Check out the gift guide after the jump.

MINOX DCC Leica M3 5MP Digital Camera

Minox digital camera

This pint-sized digital camera by Minox is a miniaturized version of the Leica M3, one of the best 35mm cameras. That’s great and all, but most novices will be happy enough with the camera’s compact size and affordable price: with 5 megapixels and a 1.5″ screen packed into its small frame, $199 isn’t too much to ask for – even if it’s not the latest and greatest camera on the market.

Nullo

Nullo

You have a smelly friend. Everybody does. The only thing that stinks worse than having a smelly friend is having that friend stay over your house for weeks at a time, stankin’ up your couch and living room. With his help, you will never have company over. That’s why you need to buy your pungent pal some Nullo, a product taken orally that neutralizes bad odors. I can’t think of a better stocking-stuffer.

Sling Media Slingbox SOLO

Sling Media Slingbox SOLO

From Sling Media:

“The Slingbox SOLO allows you to watch and control your favorite TV source – including your HD content – from anywhere in the world on your laptop or cell phone. So now you can watch your DVR, digital cable, satellite receiver, or DVD player wherever you see fit. With the Slingbox SOLO, you can watch your favorite TV shows and sporting events from anywhere.”

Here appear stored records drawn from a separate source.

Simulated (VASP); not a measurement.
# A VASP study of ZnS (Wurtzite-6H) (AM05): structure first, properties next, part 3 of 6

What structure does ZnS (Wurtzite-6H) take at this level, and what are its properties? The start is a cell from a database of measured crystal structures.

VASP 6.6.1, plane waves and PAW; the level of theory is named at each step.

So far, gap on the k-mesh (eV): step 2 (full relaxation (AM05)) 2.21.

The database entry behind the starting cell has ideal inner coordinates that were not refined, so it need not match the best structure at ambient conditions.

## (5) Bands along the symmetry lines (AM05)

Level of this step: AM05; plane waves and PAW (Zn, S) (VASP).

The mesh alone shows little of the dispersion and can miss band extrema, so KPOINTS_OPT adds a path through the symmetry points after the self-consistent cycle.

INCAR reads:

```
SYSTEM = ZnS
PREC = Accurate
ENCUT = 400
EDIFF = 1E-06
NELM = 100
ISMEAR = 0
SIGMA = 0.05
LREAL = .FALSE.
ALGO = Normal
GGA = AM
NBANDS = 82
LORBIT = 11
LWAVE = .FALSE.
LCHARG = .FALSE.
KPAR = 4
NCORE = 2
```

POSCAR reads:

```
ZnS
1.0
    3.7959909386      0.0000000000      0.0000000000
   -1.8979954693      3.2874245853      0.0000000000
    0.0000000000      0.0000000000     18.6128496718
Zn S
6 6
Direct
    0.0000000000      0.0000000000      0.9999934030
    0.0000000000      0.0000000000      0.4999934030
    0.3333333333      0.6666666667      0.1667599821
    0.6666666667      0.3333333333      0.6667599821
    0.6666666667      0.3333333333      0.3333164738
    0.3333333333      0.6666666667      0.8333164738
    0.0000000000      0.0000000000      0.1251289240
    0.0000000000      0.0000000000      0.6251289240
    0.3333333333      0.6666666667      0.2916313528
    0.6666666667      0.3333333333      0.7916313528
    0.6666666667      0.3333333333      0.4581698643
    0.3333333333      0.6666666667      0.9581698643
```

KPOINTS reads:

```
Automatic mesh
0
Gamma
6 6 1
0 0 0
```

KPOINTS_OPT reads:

Egg and Muffin Toaster and Egg Poacher TEM500

Egg and Muffin Toaster and Egg Poacher TEM500

It toasts bread and poaches eggs – enough said.

10 Cup Rice Cooker from Sanyo

10 Cup Rice Cooker from Sanyo

Say goodbye to Ramen with Sanyo’s 10-cup rice cooker. If you do the math, this rice cooker gives you about a semester’s worth of rice with each batch. Not a bad deal at $89.99.

Gold Pills

Gold Pills

All that glitters is gold: Tobias Wong and Ju$t Another Rich Kid engineered this marvel of modern science, which is supposed to be ingested for “self-worth” as well as making your crap all sparkly. The pill costs $425, but you can’t put a price on glittery poo…no really, you can’t.